[sdiy] Communications with voices in a polyphonic synth

Neil Johnson neil.johnson97 at ntlworld.com
Thu Mar 11 00:39:19 CET 2010


Hi,

So far most of the options suggested involve some sort of external  
driver/transceiver chip.  Sorry Tom but that's the best way of  
stringing high-speed signals across multiple boards.

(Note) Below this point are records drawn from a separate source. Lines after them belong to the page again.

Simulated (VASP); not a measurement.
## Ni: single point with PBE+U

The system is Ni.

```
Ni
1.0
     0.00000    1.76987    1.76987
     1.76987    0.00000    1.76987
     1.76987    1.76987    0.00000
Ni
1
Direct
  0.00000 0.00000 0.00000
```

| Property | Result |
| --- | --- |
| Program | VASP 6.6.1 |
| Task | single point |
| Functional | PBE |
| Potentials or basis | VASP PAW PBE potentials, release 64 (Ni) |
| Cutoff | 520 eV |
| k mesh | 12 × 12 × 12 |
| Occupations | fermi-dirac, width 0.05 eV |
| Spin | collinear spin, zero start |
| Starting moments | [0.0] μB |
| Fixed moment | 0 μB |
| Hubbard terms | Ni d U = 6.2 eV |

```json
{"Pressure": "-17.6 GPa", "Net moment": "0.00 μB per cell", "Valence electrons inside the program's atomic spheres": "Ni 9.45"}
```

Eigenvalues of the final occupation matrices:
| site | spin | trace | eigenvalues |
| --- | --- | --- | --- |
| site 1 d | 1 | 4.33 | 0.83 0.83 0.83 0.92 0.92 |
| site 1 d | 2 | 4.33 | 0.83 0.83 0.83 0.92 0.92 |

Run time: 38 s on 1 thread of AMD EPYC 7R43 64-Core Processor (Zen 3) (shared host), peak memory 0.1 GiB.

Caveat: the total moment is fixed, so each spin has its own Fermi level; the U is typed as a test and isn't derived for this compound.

Secondly, SPI really really really wants the slave select line to  
synchronise the bus.  So you have clock, data (MOSI assuming  
unidirectional), and one or more slave selects.  Lots of wires.  If  
you have addressing in-channel then you only need one global slave  
select, but then every receiving node has to process each message =  
high overhead.

Tom only quoted half the message I was giving - RS485.  Its  
differential, simple, proven, with lots of low-cost 8-pin transceiver  
chips on the market.

The other half was protocol.  My suggestion was to use the 9-bit  
multiprocessor mode usually built into most micro UARTs these days.   
If you don't know what I mean go read up on it from your favorite  
micro user manual.  It has the significant advantage that slaves only  
get interrupted on address bytes (bit 8 = 1), and then only the  
intended recipients get interrupted on any subsequent data bytes (bit  
8 = 0) - all other slaves ignore them in hardware (i.e. no processing  
overhead).  For a fast-ish bus, e.g. 10Mb/s, you'd be looking at an  
interrupt every microsecond otherwise.  So other than global or group  
packets you save quite a lot of otherwise wasted cycles.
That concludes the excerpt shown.